Jacques Rutzky, Meditation Teacher


Mallika Pandey

Jacques Rutzky.

Jacques Rutzky is the Buddhist Affiliate to the Office of Religious and Spiritual Life at Oberlin or ORSL. A student of Thai Meditation Master V.R. Dhiravamsa, he leads multiple Vipassana meditation groups on campus every weekend, including an intensive Winter Term retreat in January. Rutzky worked in California for twenty-five years as a psychotherapist for adults suffering from childhood trauma. He retired at Oberlin, where he has taken on many roles, including owning a woodshop dedicated to creating Japanese Tansu. While a student, he has been credited with creating co-op pizza night.

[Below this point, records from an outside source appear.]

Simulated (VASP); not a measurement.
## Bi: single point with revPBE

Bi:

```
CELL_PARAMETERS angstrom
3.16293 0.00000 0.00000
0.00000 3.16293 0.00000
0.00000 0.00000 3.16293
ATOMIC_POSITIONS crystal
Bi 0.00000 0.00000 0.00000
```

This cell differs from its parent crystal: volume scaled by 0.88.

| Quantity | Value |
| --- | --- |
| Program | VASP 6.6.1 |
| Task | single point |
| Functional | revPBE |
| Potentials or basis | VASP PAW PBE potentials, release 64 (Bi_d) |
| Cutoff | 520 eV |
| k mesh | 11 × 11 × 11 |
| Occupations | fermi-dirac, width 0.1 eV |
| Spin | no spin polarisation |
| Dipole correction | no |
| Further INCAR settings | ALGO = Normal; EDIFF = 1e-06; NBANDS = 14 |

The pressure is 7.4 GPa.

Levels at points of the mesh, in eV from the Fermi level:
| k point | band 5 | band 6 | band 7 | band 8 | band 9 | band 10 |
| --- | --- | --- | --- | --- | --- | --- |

This interview has been edited for length and clarity.

What is your relationship to the college?

I am the Buddhist Affiliate to the Office of Religious and Spiritual Life, and as such, I make myself available to two student groups. They’ve asked me to be their meditation teacher. One is the Oberlin meditators, they meet at 11 a.m. on Saturdays. On Sundays, the Oberlin Buddhist fellowship [meets] at 11 a.m. as well. The difference is the Saturday group is more secular, so if people have a non-Buddhist religion that they follow, it’s no problem. Many students are interested in meditation for all sorts of reasons — stress, anxiety, depression, tension. … The Oberlin Buddhist fellowship [is] mixing more Buddhism into the meditation practice as well as reading from contemporary Buddhist teachers. There’s a little bit more sharing in that group; it’s a little more social. And on Sundays at 1 p.m., a group started up about five years ago at the request of a saxophone player in the jazz department. He was a meditator and wondered whether meditation could help his improvisation. … Hopefully [on] Oct. 5 this year, I’ll be starting a group on Saturdays from 1–2 p.m. for faculty. I’m also available during the week for consultation to students, faculty, and townspeople who meditate to help them work through their difficulties in the meditation practice and to transfer the benefits of meditation into daily life.

How long have you been leading the meditation groups? How long have you been living in Oberlin?

I’ve been leading the meditation groups for I think six or seven years, and I’ve been in Oberlin for about eight. I was a student in 1973. I was studying Chinese in order to read Zen poetry in [its] original [language]. Later, I had retired for health reasons, and I was looking for a quiet place to retire. Oberlin came into my mind. When we moved here, it just felt right.

How did you get involved with meditation on campus?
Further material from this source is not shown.